Complainant has established rights in the
MONTOGERY COUNTY COMMUNITY COLLEGE mark through its ownership of a common law
mark. Through
Complainant’s long-term, continued use of the mark since 1966,
Complainant and Complainant’s related services have acquired secondary
meaning
and become distinctive of Complainant’s services. A common law mark is
established when a plaintiff’s goods or services become
distinctive and acquire
secondary meaning. Complainant has established secondary meaning in the
MONTOGMERY COUNTY COMMUNITY COLLEGE
mark through its continued use for the last
40 years. See Keppel TatLee Bank
v. Taylor, D2001-0168 (WIPO Mar. 28, 2001) (“[O]n account of long and
substantial use of the said name [<keppelbank.com>] in connection
with
its banking business, it has acquired rights under the common law); see also Tuxedos By Rose v. Nunez, FA
95248 (Nat. Arb. Forum Aug. 17, 2000) (finding common law rights in a mark
where its use was continuous and ongoing, and secondary
meaning was
established).
Respondent’s <montgomerycountycommunitycollege.com> domain name is
identical to and therefore confusingly similar to Complainant’s common law mark
because it incorporates Complainant’s
mark in its entirety and only deviates by
the removal of the spaces between the words and the addition of the top-level
domain “.com.”
Merely removing the spaces between the words in Complainant’s
mark and adding the top-level domain “.com” does not remove the domain
name out
of the realm of confusing similarity with regard to Policy ¶ 4(a)(i). See Surface Protection Indus., Inc. v.

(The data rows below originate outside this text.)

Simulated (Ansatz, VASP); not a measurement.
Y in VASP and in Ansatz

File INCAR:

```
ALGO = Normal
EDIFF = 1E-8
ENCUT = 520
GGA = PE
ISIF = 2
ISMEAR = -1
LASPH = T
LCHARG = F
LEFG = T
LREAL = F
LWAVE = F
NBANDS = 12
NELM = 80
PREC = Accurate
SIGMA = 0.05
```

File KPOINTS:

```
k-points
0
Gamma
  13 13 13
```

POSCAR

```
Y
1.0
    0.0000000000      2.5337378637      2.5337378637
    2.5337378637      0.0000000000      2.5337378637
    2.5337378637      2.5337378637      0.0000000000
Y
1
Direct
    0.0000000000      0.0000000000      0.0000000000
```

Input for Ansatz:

Webposters, D2000-1613 (WIPO Feb. 5, 2001) (finding the domain name
<mannbrothers.com> confusingly similar to Complainant’s MANN BROTHERS
mark “so as to likely confuse Internet users who may believe they are doing
business with Complainant or with an entity whose services
are endorsed by,
sponsored by, or affiliated with Complainant; hence, satisfying the confusing
similarity requirement”); see also
Westfield Corp., Inc. v. Hobbs, D2000-0227 (WIPO May 18, 2000) (finding the
<westfieldshopping.com> domain name confusingly similar because the
WESTFIELD
mark was the dominant element).
The Panel finds
that Policy ¶ 4(a)(i) has been satisfied.
Although the
disputed domain name currently resolves to a non-existent website, the fact
that the registrant was changed immediately
after the cease and desist letter
was sent on February 4, 2002 and again changed six days later on February 10,
2002 and again on
February 16, 2002 indicates that Respondent was likely trying
to avoid this proceeding through changing registrants. Moreover, the
first and
second registrants of the domain name shared the same address in Bronx, New
York, which provides further evidence that
the same person was behind all three
registrant changes and is the current Respondent in this case.
Moreover,
Respondent has provided no proof and no evidence in the record suggest that
Respondent is commonly known by the <montgomerycountycommunitycollege.com>
domain name. Thus, Respondent has not established rights or legitimate
interests in the disputed domain name under Policy ¶ 4(c)(ii).
See Gallup Inc. v. Amish Country Store, FA
96209 (Nat. Arb. Forum Jan. 23, 2001) (finding that Respondent does not have
rights in a domain name when Respondent is not known
by the mark); see also Compagnie de Saint Gobain v. Com-Union Corp.,
D2000-0020 (WIPO Mar. 14, 2000) (finding no rights or legitimate interest where
Respondent was not commonly known by the mark and
never applied for a license
or permission from Complainant to use the trademarked name).
The Panel finds
that ¶ 4(a)(ii) has been satisfied.
The Panel has
previously determined that although the current website resolves to an inactive
site, Respondent was likely responsible
for the registrant changes to avoid
this proceeding and is thus likely responsible for the previous redirection of
Internet users
searching under Complainant’s mark.
The Panel finds
that ¶ 4(a)(iii) has been satisfied.
Having
established all three elements required under the ICANN Policy, the Panel
concludes that relief shall be GRANTED.
Accordingly, it
is Ordered that the <montgomerycountycommunitycollege.com> domain
name be TRANSFERRED from Respondent to Complainant.